“Body, Remember” by Nicasio Andres Reed (2021 Ignyte Awards)

“Body, Remember” can be read online at Fireside Magazine.

Archaeologist Jun Meyers is staying in Italy to examine the ruins of a city buried Pompeii-like beneath a layer of volcanic debris. Jun is, in more than one way, a misfit. He struggles with Italian, despite having been in the country for three years; he also has trouble getting on with his colleagues, who find some of his attitudes towards his chosen discipline to be unorthodox:

Jun’s desire for modern urban amenities is the source of some disdain from his colleagues. He’s heard Liz warning the newest intern not to engage him on his grand theory of history: that these things are the point of their work, that the present is the point of the past. That the people whose bones they treasure so selfishly would mean less were it not for the things that separate us from them. That it isn’t the ancient in itself that is sublime, but rather the act of wiping the dust of the ancient from your hands, walking into a halogen-lit 24-hour 7-11 for an energy drink, and later ridding yourself of it down a flush toilet.

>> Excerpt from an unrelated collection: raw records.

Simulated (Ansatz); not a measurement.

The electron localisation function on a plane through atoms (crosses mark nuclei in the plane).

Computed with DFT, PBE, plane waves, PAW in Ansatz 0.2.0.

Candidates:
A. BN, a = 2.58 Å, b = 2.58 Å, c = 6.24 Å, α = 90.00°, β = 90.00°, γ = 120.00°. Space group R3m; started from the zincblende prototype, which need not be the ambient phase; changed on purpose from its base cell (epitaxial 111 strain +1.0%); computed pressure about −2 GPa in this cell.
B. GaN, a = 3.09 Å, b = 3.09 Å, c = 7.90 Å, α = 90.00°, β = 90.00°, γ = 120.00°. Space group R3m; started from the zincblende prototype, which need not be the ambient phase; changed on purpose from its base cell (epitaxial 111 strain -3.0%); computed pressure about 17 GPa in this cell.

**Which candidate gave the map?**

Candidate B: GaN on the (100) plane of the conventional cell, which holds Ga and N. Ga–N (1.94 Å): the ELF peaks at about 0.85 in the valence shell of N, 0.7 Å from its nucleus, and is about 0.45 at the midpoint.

All of this is intercut with a narrative set during Jun’s teenage years. He has come out as transgender and faces hostility from his parents, who are implied to be Filipino immigrants to the United States. A duel-layered story of assimilation versus individuality plays out here, the parents’ adaptation to American life contrasting with Jun’s refusal to live as a woman (“I’m sorry if you couldn’t be who you really are”, says Jun to hus father, “But I won’t do that to myself”). The theme reverberates in the story’s present: Jun divides the inhabitants of Ossuaria between those who fled and lived, and those who stayed behind to be entombed.

The fantastic aspects of “Body, Remember” are minor. The author’s decision to use a fictitious analogue to Pompeii could be called a speculative element, although it is an arbitrary one: given that new areas of Pompeii have been uncovered as recently as 2018, the actual city could easily have been used as a setting. The story’s main claim to being fantasy is the very last scene, where Jun hears a voice that has been hinted at earlier in the story: the voice of a long-dead Ossuarian child, admonishing him to keep on running no matter the cost; a voice that can be taken as literally or figuratively as the reader prefers.

Author Nicasio Andres Reed makes use of some vivid imagery (“He looks like a mantis there, sharp and long with adolescence”) but still more effective is the story’s use of sound. We read of a volcano breathing, the sea gulping at darkness, a cat mimicking a human voice, along with stretches of silence where these word-sounds are conspicuous in their absence. All of this prepares just the right acoustics for the most haunting sound – the child-voice, the history-voice – which is conveyed through the gentlest of implications.

“Body, Remember” is short in length, slight in narrative and minimal in its use of fantasy. But a light touch can have a heavy impact – and a quiet voice can most definitely reverberate.